The H-Net Website:
Designing OnLine Resources for Scholars and Teachers

Mark Lawrence Kornbluh, Chair, H-Net Executive Committee
Michigan State University

H-Net's efforts on the world wide web are animated by the same goals that drive its discussion lists: a commitment to pioneer the use of new communication technology to aid both scholarly research and teaching. As always, H-Net is eager to work with others engaged in these efforts. The H-Net webserver already offers a home in cyberspace to over a dozen scholarly societies, whose webpages are linked together and integrated into common databases so as to maximize their usefulness.

There are two key ingredients in the development of the H-Net site. First and foremost, H-Net's scholar editors determine the content of H-Net's webpages. The only material on the site is material that they deem valuable for teaching or research. As anyone who has explored the world wide web knows, so much of what currently exists on the web is shallow and devoid of substance. One can easily waste a day away following link after link to shallow websites. Building on the strength of its discussion lists, H-Net is committed to creating webpages of substance filled with full text book and software reviews, syllabi collections, discussions of scholarly and pedagogical issues, a comprehensive database of academic events, updated job listings, and more.

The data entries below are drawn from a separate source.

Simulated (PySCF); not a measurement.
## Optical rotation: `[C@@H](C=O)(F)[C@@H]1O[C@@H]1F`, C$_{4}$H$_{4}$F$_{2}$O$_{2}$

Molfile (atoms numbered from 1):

Second, H-Net's technical staff at Michigan State works to ensure that the site is as usable as possible. While new software development has made tagging material for the web increasingly easy for individuals, building a large scholarly site that is fast and useful is far more complicated. Much effort goes into developing searching and index tools to make the material on the site truly accessible. Continual upgrading of hardware and storage capacity and checking and rechecking of linkages and search engines are necessary if scholars are to find the webpages a useful resource. Over the coming months, H-Net plans to mirror its webpages in Europe, Asia, and Africa so as to make them more useful for scholars outside of the United States.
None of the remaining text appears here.